Q: Your novel The Gold Persimmon has just debuted, to rave reviews, and is unlike any other work out there. Helen Phillips said “The Gold Persimmon is a place where grief, sex, and mystery mingle,” and the novel has been called “dark,” “experimental,” “queer,” “feminist,” “horror,” “eerie,” “atmospheric,” and more. How did you conceptualize this? Did you consider its classification as the story developed, or did you leave all of that to sort itself out later?
A: I spent many years writing and re-writing The Gold Persimmon, but the only classification I applied to it was fiction. Of course I knew it was a queer book, but I didn’t realize others would see it as experimental, or even feminist horror, until it started to reach a wider audience outside of my editors and former agent. I think I wrote it the only way I could, in the only way that made sense to me. It turns out what I wrote is shocking to some, and deeply unsettling not only in content, but form as well. Readers find the shift from Part I to Part II to be jarring. They find themselves lost at times. To me, this contributes to its effect as a work of horror. I also believe that every reader’s experience of the text is valuable and interesting, regardless of whether or not they pick up on the connection between the two narratives the book contains.
Q: In addition to being an author, you are also a mixologist and a workshop leader. How do these different parts of your life fit together?
A: I like to say I have two passions in life: books and booze. Mixology provides an outlet for bringing the two together, as I continue building a library of booktails: cocktails and mocktails inspired by books of all kinds. This work actually involves so many more passions, however, like photography, sculpture, and playing with food. I’ve got white chocolate skulls and marzipan teeth lying around, not to mention all the pounds of sugar I’ve dyed and scattered about. What I read is now largely dictated by what drinks I want to make, or by the authors who commission me to booktail-ize their work. As a result, I’ve gotten the chance to expand the scope of my reading and delve into genres I’d never explored deeply, like romance and sci-fi. It is an expensive project, though, both in terms of time and materials.
[To find out more about Lindsay’s booktails, including personalized potions, Ostara cards, recipe packages, and book + recipe bundles, go to her website.]

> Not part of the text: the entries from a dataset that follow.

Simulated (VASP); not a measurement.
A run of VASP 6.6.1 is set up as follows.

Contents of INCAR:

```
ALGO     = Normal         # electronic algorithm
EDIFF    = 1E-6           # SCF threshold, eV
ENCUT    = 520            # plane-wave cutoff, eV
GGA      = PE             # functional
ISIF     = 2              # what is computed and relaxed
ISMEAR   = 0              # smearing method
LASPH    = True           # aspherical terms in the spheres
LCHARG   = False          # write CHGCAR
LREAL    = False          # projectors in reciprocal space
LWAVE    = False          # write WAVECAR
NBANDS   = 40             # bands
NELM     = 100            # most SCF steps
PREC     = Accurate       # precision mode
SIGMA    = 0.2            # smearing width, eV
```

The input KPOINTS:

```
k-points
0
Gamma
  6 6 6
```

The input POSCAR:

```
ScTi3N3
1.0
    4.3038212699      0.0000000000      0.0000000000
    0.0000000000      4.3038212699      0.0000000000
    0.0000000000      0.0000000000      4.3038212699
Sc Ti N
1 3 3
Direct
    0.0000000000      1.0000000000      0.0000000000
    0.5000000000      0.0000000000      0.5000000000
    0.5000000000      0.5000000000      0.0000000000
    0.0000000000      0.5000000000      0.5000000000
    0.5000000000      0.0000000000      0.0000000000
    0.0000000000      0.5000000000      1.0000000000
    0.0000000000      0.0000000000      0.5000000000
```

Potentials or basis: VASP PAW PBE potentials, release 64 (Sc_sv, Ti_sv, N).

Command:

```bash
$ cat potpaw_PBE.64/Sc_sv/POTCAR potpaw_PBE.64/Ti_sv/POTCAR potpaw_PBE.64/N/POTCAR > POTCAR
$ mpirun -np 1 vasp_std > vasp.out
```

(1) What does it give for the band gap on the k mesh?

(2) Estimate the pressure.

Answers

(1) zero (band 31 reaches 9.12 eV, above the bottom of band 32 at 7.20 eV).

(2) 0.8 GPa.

Q: What are you working on right now? Why are you excited about it (or them)?
A: I’m slowly building a proposal for a book of booktails. My next novel is also currently out with beta readers. It’s about a magical midwestern queer bar, a locus for the riotous convergence of witches and goddesses. Though I pull from several mythologies, Sumerian myth looms largest, with the goddess Inanna taking center stage. Fun fact: the earliest recorded poetry was composed by Enheduanna, a Sumerian high priestess of Inanna. Born around 2300 B.C.E., Enheduanna was the high priestess of the most important temple in Ur, a city in the south of Sumer that embodied the culture of the time. She lived eleven hundred years before Homer–around five hundred before Abraham–and wrote her poetry about three hundred years after the cuneiform vocabulary had just developed to a point where poetic phrase was even possible.
My next-next novel was inspired by Sami ancestor worship and the belief in an afterlife that is right under our feet, our steps mirrored toe-for-toe by those who came before. It’s the story of a lesbian marriage and it’s kind of like a combination of Outlander and Being John Malkovich.